USD/JPY Drops Below 148 – Yen Carry Trade Unwind Chatter Grows
10-year Japanese Government Bond (JGB) yields climbed to their highest level since 2009 on Thursday, March 6, sending the USD/JPY below 147.5. The USD/JPY pair last dropped below 147.5 during the August 2024 Yen carry trade unwind that sent the pair to a 2024 low of 139.576.
Rising expectations for a Bank of Japan rate hike and the potential for multiple 2025 Fed rate cuts are narrowing the US-Japan interest rate differential, weighing on USD/JPY.

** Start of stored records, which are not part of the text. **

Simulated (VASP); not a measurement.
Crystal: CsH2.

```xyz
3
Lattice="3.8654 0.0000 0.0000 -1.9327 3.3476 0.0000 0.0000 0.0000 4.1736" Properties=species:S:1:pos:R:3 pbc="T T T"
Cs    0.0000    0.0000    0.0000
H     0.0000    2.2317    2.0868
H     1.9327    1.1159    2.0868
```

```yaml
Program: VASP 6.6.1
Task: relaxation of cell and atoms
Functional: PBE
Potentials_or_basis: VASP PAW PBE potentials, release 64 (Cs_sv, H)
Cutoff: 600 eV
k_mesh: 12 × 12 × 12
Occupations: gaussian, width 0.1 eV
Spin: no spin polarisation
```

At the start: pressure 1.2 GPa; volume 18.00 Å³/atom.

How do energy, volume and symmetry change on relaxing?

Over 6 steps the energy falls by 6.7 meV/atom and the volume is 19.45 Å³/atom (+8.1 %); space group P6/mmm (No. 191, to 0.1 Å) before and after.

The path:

USD/JPY Trends: US Jobs Report in Focus
Later in the US session, the US Jobs Report could provide insights into the Fed rate path and USD/JPY trends. Economists forecast a steady 4% unemployment rate and 4.1% year-on-year average hourly earnings growth in February.
Softer-than-expected wage growth and higher unemployment could drive expectations for a June Fed rate cut, potentially dragging USD/JPY toward 147.5. Conversely, tighter labor market conditions and rising wages may sink bets on a June move, driving the USD/JPY pair toward 150, a key resistance level.
Beyond the jobs data, investors should closely monitor tariff developments and FOMC members’ views on inflation, employment, and the Fed’s rate path.